OpenSearch/docs/reference/search/request/highlighting.asciidoc

209 lines
6.5 KiB
Plaintext

[[search-request-highlighting]]
=== Highlighting
Allows to highlight search results on one or more fields. The
implementation uses either the lucene `fast-vector-highlighter` or
`highlighter`. The search request body:
[source,js]
--------------------------------------------------
{
"query" : {...},
"highlight" : {
"fields" : {
"content" : {}
}
}
}
--------------------------------------------------
In the above case, the `content` field will be highlighted for each
search hit (there will be another element in each search hit, called
`highlight`, which includes the highlighted fields and the highlighted
fragments).
In order to perform highlighting, the actual content of the field is
required. If the field in question is stored (has `store` set to `yes`
in the mapping), it will be used, otherwise, the actual `_source` will
be loaded and the relevant field will be extracted from it.
If `term_vector` information is provided by setting `term_vector` to
`with_positions_offsets` in the mapping then the fast vector
highlighter will be used instead of the plain highlighter. The fast vector highlighter:
* Is faster especially for large fields (> `1MB`)
* Can be customized with `boundary_chars`, `boundary_max_scan`, and
`fragment_offset` (see below)
* Requires setting `term_vector` to `with_positions_offsets` which
increases the size of the index
Here is an example of setting the `content` field to allow for
highlighting using the fast vector highlighter on it (this will cause
the index to be bigger):
[source,js]
--------------------------------------------------
{
"type_name" : {
"content" : {"term_vector" : "with_positions_offsets"}
}
}
--------------------------------------------------
The field name supports wildcard notation, for example,
using `comment_*` which will cause all fields that match the expression
to be highlighted.
==== Highlighting Tags
By default, the highlighting will wrap highlighted text in `<em>` and
`</em>`. This can be controlled by setting `pre_tags` and `post_tags`,
for example:
[source,js]
--------------------------------------------------
{
"query" : {...},
"highlight" : {
"pre_tags" : ["<tag1>", "<tag2>"],
"post_tags" : ["</tag1>", "</tag2>"],
"fields" : {
"_all" : {}
}
}
}
--------------------------------------------------
There can be a single tag or more, and the "importance" is ordered.
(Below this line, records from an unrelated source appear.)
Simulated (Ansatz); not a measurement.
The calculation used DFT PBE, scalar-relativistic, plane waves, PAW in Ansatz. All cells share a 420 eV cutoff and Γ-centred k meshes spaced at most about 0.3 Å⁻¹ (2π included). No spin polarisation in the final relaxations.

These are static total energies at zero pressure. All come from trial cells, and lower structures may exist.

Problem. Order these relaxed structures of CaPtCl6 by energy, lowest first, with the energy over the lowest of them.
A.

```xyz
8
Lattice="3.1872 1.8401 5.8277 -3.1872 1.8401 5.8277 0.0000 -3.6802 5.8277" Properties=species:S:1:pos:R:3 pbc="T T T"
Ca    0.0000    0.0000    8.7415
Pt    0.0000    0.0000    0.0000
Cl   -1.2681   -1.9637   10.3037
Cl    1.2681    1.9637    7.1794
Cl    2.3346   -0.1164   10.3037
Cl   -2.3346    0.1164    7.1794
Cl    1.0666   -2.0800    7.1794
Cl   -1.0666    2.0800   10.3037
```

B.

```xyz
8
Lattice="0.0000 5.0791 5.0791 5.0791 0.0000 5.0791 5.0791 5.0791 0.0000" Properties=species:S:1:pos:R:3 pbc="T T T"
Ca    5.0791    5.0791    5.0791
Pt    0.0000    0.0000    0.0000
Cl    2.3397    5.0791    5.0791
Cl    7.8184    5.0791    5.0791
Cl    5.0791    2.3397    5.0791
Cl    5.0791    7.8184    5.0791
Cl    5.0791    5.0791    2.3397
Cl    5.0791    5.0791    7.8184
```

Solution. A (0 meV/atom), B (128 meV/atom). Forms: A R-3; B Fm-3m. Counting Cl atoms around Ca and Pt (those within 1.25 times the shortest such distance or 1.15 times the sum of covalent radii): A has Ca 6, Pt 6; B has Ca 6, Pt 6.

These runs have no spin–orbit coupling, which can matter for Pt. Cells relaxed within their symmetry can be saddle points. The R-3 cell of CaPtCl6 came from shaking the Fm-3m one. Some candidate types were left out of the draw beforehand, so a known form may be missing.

There are also built in "tag" schemas, with currently a single schema
called `styled` with `pre_tags` of:
[source,js]
--------------------------------------------------
<em class="hlt1">, <em class="hlt2">, <em class="hlt3">,
<em class="hlt4">, <em class="hlt5">, <em class="hlt6">,
<em class="hlt7">, <em class="hlt8">, <em class="hlt9">,
<em class="hlt10">
--------------------------------------------------
And post tag of `</em>`. If you think of more nice to have built in tag
schemas, just send an email to the mailing list or open an issue. Here
is an example of switching tag schemas:
[source,js]
--------------------------------------------------
{
"query" : {...},
"highlight" : {
"tags_schema" : "styled",
"fields" : {
"content" : {}
}
}
}
--------------------------------------------------
An `encoder` parameter can be used to define how highlighted text will
be encoded. It can be either `default` (no encoding) or `html` (will
escape html, if you use html highlighting tags).
==== Highlighted Fragments
Each field highlighted can control the size of the highlighted fragment
in characters (defaults to `100`), and the maximum number of fragments
to return (defaults to `5`). For example:
[source,js]
--------------------------------------------------
{
"query" : {...},
"highlight" : {
"fields" : {
"content" : {"fragment_size" : 150, "number_of_fragments" : 3}
}
}
}
--------------------------------------------------
On top of this it is possible to specify that highlighted fragments are
order by score:
[source,js]
--------------------------------------------------
{
"query" : {...},
"highlight" : {
"order" : "score",
"fields" : {
"content" : {"fragment_size" : 150, "number_of_fragments" : 3}
}
}
}
--------------------------------------------------
Note the score of text fragment in this case is calculated by Lucene
highlighting framework. For implementation details you can check
`ScoreOrderFragmentsBuilder.java` class.
If the `number_of_fragments` value is set to 0 then no fragments are
produced, instead the whole content of the field is returned, and of
course it is highlighted. This can be very handy if short texts (like
document title or address) need to be highlighted but no fragmentation
is required. Note that `fragment_size` is ignored in this case.
[source,js]
--------------------------------------------------
{
"query" : {...},
"highlight" : {
"fields" : {
"_all" : {},
"bio.title" : {"number_of_fragments" : 0}
}
}
}
--------------------------------------------------
When using `fast-vector-highlighter` one can use `fragment_offset`
parameter to control the margin to start highlighting from.
==== Global Settings
Highlighting settings can be set on a global level and then overridden
at the field level.
[source,js]
--------------------------------------------------
{
"query" : {...},
"highlight" : {
"number_of_fragments" : 3,
"fragment_size" : 150,
"tag_schema" : "styled",
"fields" : {
"_all" : { "pre_tags" : ["<em>"], "post_tags" : ["</em>"] },
"bio.title" : { "number_of_fragments" : 0 },
"bio.author" : { "number_of_fragments" : 0 },
"bio.content" : { "number_of_fragments" : 5, "order" : "score" }
}
}
}
--------------------------------------------------
==== Require Field Match
`require_field_match` can be set to `true` which will cause a field to
be highlighted only if a query matched that field. `false` means that
terms are highlighted on all requested fields regardless if the query
matches specifically on them.
==== Boundary Characters
When highlighting a field that is mapped with term vectors,
`boundary_chars` can be configured to define what constitutes a boundary
for highlighting. It's a single string with each boundary character
defined in it. It defaults to `.,!? \t\n`.
The `boundary_max_scan` allows to control how far to look for boundary
characters, and defaults to `20`.